Blogger Curtis Yarvin pushes Land’s accelerationism into politics under the banner of a movement called the “dark enlightenment.” If Land displaces humanity economically, Yarvin shows how that economic redundancy hollows out democracy itself. Yarvin argues that the real power in the system already rests with an unelected managerial elite, the “Cathedral” of bureaucrats, academics, and media gatekeepers, while elections serve as little more than civic theater. Yarvin’s remedy is to drop the pretense and run the state like a corporation: an authoritarian capitalist technomonarchy headed by a single sovereign CEO who is judged strictly by performance metrics. Citizens, redefined as customers, may use the service, exit it, or renegotiate terms, but no longer pretend to steer policy through the ballot box.

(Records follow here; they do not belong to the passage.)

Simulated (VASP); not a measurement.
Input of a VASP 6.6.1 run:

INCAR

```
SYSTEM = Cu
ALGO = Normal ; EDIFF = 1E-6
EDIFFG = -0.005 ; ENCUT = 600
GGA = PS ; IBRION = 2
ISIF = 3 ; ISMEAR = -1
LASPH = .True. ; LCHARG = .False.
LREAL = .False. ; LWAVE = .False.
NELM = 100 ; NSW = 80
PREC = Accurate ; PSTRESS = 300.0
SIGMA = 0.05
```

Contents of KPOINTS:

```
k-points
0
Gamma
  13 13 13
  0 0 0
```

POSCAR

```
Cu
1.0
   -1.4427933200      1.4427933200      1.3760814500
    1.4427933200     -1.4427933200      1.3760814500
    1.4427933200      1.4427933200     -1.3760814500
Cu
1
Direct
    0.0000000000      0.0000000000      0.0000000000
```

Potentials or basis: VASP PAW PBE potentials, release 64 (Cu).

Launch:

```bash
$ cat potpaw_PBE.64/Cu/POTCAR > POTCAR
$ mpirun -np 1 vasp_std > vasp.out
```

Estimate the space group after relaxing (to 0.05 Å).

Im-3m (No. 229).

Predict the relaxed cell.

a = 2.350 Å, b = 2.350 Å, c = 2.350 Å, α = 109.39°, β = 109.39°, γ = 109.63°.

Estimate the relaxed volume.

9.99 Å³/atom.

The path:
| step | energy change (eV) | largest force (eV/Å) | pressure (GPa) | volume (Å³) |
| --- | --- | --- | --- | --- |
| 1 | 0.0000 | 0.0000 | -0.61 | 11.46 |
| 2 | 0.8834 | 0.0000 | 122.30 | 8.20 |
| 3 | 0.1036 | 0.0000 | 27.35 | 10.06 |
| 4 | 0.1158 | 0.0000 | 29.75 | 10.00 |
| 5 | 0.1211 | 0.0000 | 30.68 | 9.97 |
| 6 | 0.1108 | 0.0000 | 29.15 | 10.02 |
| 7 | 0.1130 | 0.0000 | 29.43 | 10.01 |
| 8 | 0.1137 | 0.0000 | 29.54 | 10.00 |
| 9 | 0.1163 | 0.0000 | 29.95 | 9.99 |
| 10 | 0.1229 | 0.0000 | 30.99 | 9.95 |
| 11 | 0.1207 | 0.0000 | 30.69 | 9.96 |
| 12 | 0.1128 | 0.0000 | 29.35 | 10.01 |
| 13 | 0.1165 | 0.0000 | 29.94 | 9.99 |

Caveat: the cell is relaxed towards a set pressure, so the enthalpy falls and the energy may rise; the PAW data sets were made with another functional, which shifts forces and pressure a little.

This shift forces a darker reading of the history of power and morals, exactly the lens Marx offers in Das Kapital. He argues that a society’s “universal truths” are usually the ideological superstructure of whichever class controls production. What looks like moral progress is often the ruling class rationalizing whatever makes the system run more efficiently. Marx would argue that the industrial bourgeoisie embraced universal suffrage and other liberal-democratic ideals because it incentivized cooperation and unlocked more output from labor. And now the post labor elite, no longer reliant on broad participation, has little incentive to preserve those rights. The economic base has moved on, Marx would say, and the political superstructure is already shifting into a less democratic form.
Yarvin is right in that the calculus of power is shifting from that of egalitarianism to that of hierarchy. As technocapital sidelines human labor, the incentive to give ordinary people political power disappears. The open question now is how a system handles a growing class of humans it no longer needs. Rising surveillance, algorithmic bread and circuses, and universal basic income all point to a likely strategy of pacification, not empowerment. When liberty aligned with increased labor, freedom made economic sense. Now that human labor is increasingly redundant, system may begin to seek cheaper tools for controlling a surplus class whose labor and, by extension, political voice, is no longer necessary for the technocapital machine. And so a power struggle looms on the horizon…
These thoughts keep me up at night. The prospect of most of humanity being discarded along the way makes my moral instincts recoil. And when I think about it more in practice, we seem to already accept it. Take Malawi, where fewer than one in five households have electricity and average income is about $500 a year, conditions roughly akin to the United States in the 1920s. The entire GDP of Malawi is less than the the day to day fluctuations of Elon Musk’s net worth. And while 21 million Malawians wait for basic infrastructure, the wealthy world pours capital into AGI.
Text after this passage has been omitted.